"What a wonder life I've had! I only wish I'd realized it sooner." Colette

Nov 24, 2018

Bonanza Days

Guess where we've been?  Our home-away-from-home, Lake Tahoe. I spent almost 2 months house-and-pet sitting for pals, and we had absolutely beautiful weather.  Let this post be a nudge to any armchair travelers to get out on the road and see our country for yourselves, weather permitting.

Incline Village, on the North Shore of the lake, is pretty much residential and very upscale, whereas the South Shore holds more touristy-attractions; but the beauty of the lake and surrounding landscape are the draw so who cares?

Lake Tahoe is to Nevada (pronounced Ne-Vah-da; vah like a Bad Boy) what Crater Lake is to Oregon (pronounced Or-a-Gun, not Gone), except only 130 people live around Crater Lake and they probably work at the resort. 

The Mount Rose summit is about 8,000 feet and the road from Reno to Incline Village is pretty squirrly. I'm always pulling over to let people pass. The house itself is about 7,000 feet and I was huffing and puffing as when I smoked cigarettes, but after taking the dogs for daily walks down Tom's Trail my stamina definitely increased. I searched for Perfect Pinecones to turn into crafts, and eventually smartened up by carrying paper bags.
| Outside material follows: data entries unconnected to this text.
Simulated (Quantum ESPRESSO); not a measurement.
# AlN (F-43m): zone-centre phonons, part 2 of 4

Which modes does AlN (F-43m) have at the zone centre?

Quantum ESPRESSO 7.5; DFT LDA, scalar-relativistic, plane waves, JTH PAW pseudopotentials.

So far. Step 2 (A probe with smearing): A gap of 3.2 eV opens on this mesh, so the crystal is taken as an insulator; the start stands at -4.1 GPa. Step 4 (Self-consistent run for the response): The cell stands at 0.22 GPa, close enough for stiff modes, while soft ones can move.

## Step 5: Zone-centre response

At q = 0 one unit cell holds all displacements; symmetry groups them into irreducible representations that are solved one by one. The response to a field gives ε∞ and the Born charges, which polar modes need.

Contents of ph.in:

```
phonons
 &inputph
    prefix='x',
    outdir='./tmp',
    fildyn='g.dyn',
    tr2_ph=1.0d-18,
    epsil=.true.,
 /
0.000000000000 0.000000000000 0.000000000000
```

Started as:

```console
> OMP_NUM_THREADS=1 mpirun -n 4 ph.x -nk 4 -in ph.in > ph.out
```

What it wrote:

I didn't go out much other than a few lunches with a newfound friend; but my main goal was to put aside a few bucks, since every dime I had went for the car last spring, you may recall. I did go to Carson City but Virginia City will have to wait for another time. Can't you just picture the fire poking through the map of the Ponderosa?

I took 2 days to return home, despite Google Directions estimating 6 hours, which for me is more like 8.  I decided to spring for a motel room, for once I returned home I'd be faced with moving my RV to it's regular spot, hooking up the umbilical's, making things livable, etc...before dark?  No way.

As I drove the final leg on Tuesday morning, I tried to relax from thinking about all the work I'd be facing.  I didn't even know if the motor would start. So I reminded myself that everything else has gone better than expected, so there was no reason to think the RV would be any different. Let's just relax and enjoy the ride.

I looked at the pine trees; boy, these look puny compared to Nevada. Wow, only two months and already I'm a snob. Let's back up: they have Mt. Rose, 10,778'; we have Mt. McLaughlin, 9,495'. I enjoyed the drive along Lake Tahoe; driving along this mountain lake in Oregon was just as nice, with less curves.

Frost was on the ground as I left Incline; frost was  along the road outside of Klamath Falls.  Hardly anyone on the roads in either state, outside of the cities at least. Everything is relative.

As I was leaving Reno I heard an ad for an upcoming story about the unwelcome increase in the number of Boondockers moving on to northern Nevada public lands, due to higher costs in the South. Boondockers park their RV's on public lands for free; but the catch is there are no hookups so you must be totally self-sufficient, which I am. The story claims they're not moving off when they're supposed to (usually after 2 weeks) and the area is attracting more and more people searching for cheap RV parking, like me.

For years I was referred to Quartzsite, Arizona, by more than a few people for a, "Free, open, fun place to park for the winter," adding that an artist like me would love it. I thought it was a dump, but I like electricity and running water; plus it's increasing popularity doesn't attract me, either. So much for getting away from it all.

The problem that could affect me: once they're thrown off the public lands, where will those Boondockers go?  Many will have to move into RV parks, driving up rents and producing discriminatory practices like here in Oregon.  Good thing I've still got my place on private property. I've known the family for 8 years, and watching the kids grow up from the sidelines has been fun, like part-time step-grandparenting.

Oh, gosh, they moved my RV for me!!! There IS a God. Dave had to jump it because the battery was dead, and he attached one of those charger-gizmos just before I arrived.  I didn't care that it would need to be moved a bit for the hoses to reach. The hardest part was already done. I really have good friends.

It took 6 hours to get things back to normal, but first I had to unload the pinecones from the cargo carrier and put it back on the RV to hold the sh__ stored inside while I was gone.

These cones are about 8-10" tall and 4-5" diameter, and I had more in the trunk. I've got bleached ones, gold ones, blue ones, glittered ones, plain varnished ones; I'm the Forrest Gump of the forest.